Strategic Challenges for the Bush Administration

Institute for National Strategic Studies
National Defense University

2001

Introduction by Stephen J. Flanagan

As the Bush Administration settles into office, the United States confronts an international environment marked by growing volatility and rapid change. What security challenges will the new administration face, and what strategies are available for managing these challenges? To answer these quesitons, leading policy specialists in the Institute for National Strategic Studies at the National Defense University recently prepared a series of assessments for the Department of Defense. These perspectives are presented in this occasional paper. Together with the Insitute's previously published Report of the National Defense University Quadrennial Defense Review 2001 Working Group, these assessments offer a broad menu of security policy choices. The key challenges ahead include:

In East Asia, the administration has a unique opportunity to strengthen the U.S.-Japan security alliance and manage change on the Korean Peninsula. At the same time, it will have to deal with several points of friction in the U.S.-China security relations, particularly the risk of conflict in the Taiwan Strait, and address the complex political and social crises in Indonesia that threaten regional stability.

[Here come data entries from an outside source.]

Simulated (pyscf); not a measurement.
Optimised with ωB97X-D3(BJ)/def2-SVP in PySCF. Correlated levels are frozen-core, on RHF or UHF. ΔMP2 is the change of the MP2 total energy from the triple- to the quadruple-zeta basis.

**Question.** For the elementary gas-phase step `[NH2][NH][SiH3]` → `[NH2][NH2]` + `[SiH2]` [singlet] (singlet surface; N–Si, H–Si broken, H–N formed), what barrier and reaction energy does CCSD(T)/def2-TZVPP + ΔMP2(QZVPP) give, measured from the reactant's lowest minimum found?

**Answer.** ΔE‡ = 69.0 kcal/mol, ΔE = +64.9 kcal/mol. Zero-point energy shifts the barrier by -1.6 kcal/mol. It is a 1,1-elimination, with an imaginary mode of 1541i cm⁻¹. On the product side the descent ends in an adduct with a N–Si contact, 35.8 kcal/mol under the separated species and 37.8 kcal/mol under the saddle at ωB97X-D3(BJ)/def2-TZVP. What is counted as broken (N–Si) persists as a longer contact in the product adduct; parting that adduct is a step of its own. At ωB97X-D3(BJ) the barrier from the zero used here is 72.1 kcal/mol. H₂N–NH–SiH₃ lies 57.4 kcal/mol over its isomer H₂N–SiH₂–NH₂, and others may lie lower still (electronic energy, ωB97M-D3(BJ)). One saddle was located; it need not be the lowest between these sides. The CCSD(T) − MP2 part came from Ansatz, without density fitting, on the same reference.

In Europe, the administration must come to terms with the determination of its allies to develop a distinct security and defense policy, while adjusting U.S. and allied goals in the search for a sustainable peace in the Balkans, developing as allied consensus on development of missile defenses, and crafting a credible strategy on the further enlargement of NATO.

In the Middle East, the collapse of the Arab-Israeli peace process and the dynamics of the oil market pose grave concerns, but the most vexing security issues in the region concern the Arab states of the Persian Guld, Iraq, Iran, and the proliferation of weapons of mass destruction (WMD). With support for sanction evaporating, crafting a sustainable Iraq policy that eliminates its WMD and promotes a regime change is a clear priority. Internal political changes in Iran will not alter Iran's foreign and security policies considerably, including its determination to acquire nuclear weapons.

With Russia, the key challenges will be to develop a new strategy for delaing with a declining power whose ambitions generally exceed its capabilities. This calls for a more focused, but limited, engagement with Moscow on key issues of strategic stability, WMD proliferation, and select regional concerns on the RUssian periphery.

In South Asia, enduring tensions between India and Pakistan that could erupt into a nuclear war, the vulnerability of Pakistan to growing Islamic militancy, and mounting competition between India and China cloud the security environment. This situation calls for stabilizing the Indo-Pakistani nuclear competition, broadening the U.S. security cooperation with India, and rebuilding he relationship between Washington and Islamabad.

In the Western Hemisphere, the general outlook is hopeful and there is a great opportunity to implement a new rgional security strategy. The administration can best address instability and state weakness across the Andean region — and support Plan Colombia advanced by President Andres Pastrana — trough a new subregional partnership to address the causes and consequences of these problems.

On strategic nuclear forces and missile defenses, the administration should consider developin a comprehensive framework to determine the size, compositions, and posture of the U.S. strategix offensive and defensive forces that integrates new assessments of the nature of deterrence and stability. At the same time it should develop hedges and reconstitution options against greater than expected threats and approaches to strategic force reductions outside the formal treaties.